About a year ago, I started wearing a watch again because I got tired of having to pull my phone out of my pocket just to check the time. It’s a Skagen, one of the thinnest, most minimal, yet stylish watches I could find. I started wearing a watch because I needed a solution to a specific task.
I’m interested in the Apple Watch because I like the idea of having a more direct, phone-less, dare I say personal, connection with the handful of tasks and people that are important to me. But I worry that Apple, developers, and the industry as a whole don’t have the right approach, and aren’t building the right tools, to let us create and focus on those connections.

Example time

As I was listening to Clockwise #63 this morning, Jacqui Cheng told a story about talking to a friend at a party who was wearing an Android smartwatch. Every 30 seconds the watch was going off with notifications—just like our smartphones—and every 30 seconds this friend was distracted. It ruined conversation and Jacqui eventually walked away.
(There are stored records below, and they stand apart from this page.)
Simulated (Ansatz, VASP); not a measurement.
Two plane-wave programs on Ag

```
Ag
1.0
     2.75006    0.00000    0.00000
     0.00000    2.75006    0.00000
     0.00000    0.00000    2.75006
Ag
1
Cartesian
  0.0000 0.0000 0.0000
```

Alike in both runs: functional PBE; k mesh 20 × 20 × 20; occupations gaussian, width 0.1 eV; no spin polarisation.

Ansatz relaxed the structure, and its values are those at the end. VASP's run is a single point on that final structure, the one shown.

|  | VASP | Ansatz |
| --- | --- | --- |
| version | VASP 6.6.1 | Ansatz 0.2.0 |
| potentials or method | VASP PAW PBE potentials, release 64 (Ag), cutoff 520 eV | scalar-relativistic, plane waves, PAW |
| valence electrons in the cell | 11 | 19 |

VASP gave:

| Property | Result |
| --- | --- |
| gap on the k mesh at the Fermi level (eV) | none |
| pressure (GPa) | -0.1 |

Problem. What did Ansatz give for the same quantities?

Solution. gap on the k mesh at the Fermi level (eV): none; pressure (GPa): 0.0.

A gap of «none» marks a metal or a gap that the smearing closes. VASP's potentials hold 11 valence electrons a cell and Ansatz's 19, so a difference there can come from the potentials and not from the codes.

At least we can put our phones away and easily silence them. After all, the iPhone has a dedicated mute switch, but the Apple Watch doesn’t. Plus, note that Apple removed the mute switch from the iPad Air 2 (though Do Not Disturb is available in Settings). Let’s hope this isn’t a trend.

Now consider that the advertising industry is working on new designs and delivery methods to get ads on your Apple Watch. Ads based on things like your physical proximity to a store you tweeted about, or a paid post from a Facebook Page you like, or a rewards program you may or may not have opted into.

On your wrist.

Signal versus noise

To its credit, Apple has taken good steps over the past few years to help us focus on the things that matter. The VIP feature in iOS and OS X allows us to disable general email alerts, yet get alerts when specific people email us or a conversation gets a reply. The Favorites feature in the iOS Phone app means certain people can call us even if Do Not Disturb is enabled.

But where are these mechanisms for other apps, whether provided by Apple or third-party developers? What if we want Calendar alerts on our wrist for personal events (perhaps on a specific calendar), but not work appointments? Why can’t Facebook Messenger, WhatsApp, and others tap into the Favorites or VIP systems? Hell, what about the people who want ads from, say, some of the companies they have in Passbook or liked on Facebook, but not all of them?


Apple excels at building powerful platforms on which developers build incredible things, but it usually lags behind in letting us personalize these incredible devices. Not being able to set a wallpaper on the original iPhone is one thing, but Apple’s most personal device yet could also be its most culturally disruptive and inflexible, possibly not in a good way. Phones can be put away, but watches aren’t really meant for purses and pockets.

The Apple Watch has a lot of potential. But I want to see more from Apple and third parties on how they’ll let us filter out the noise that will now so desperately want to reach our wrists.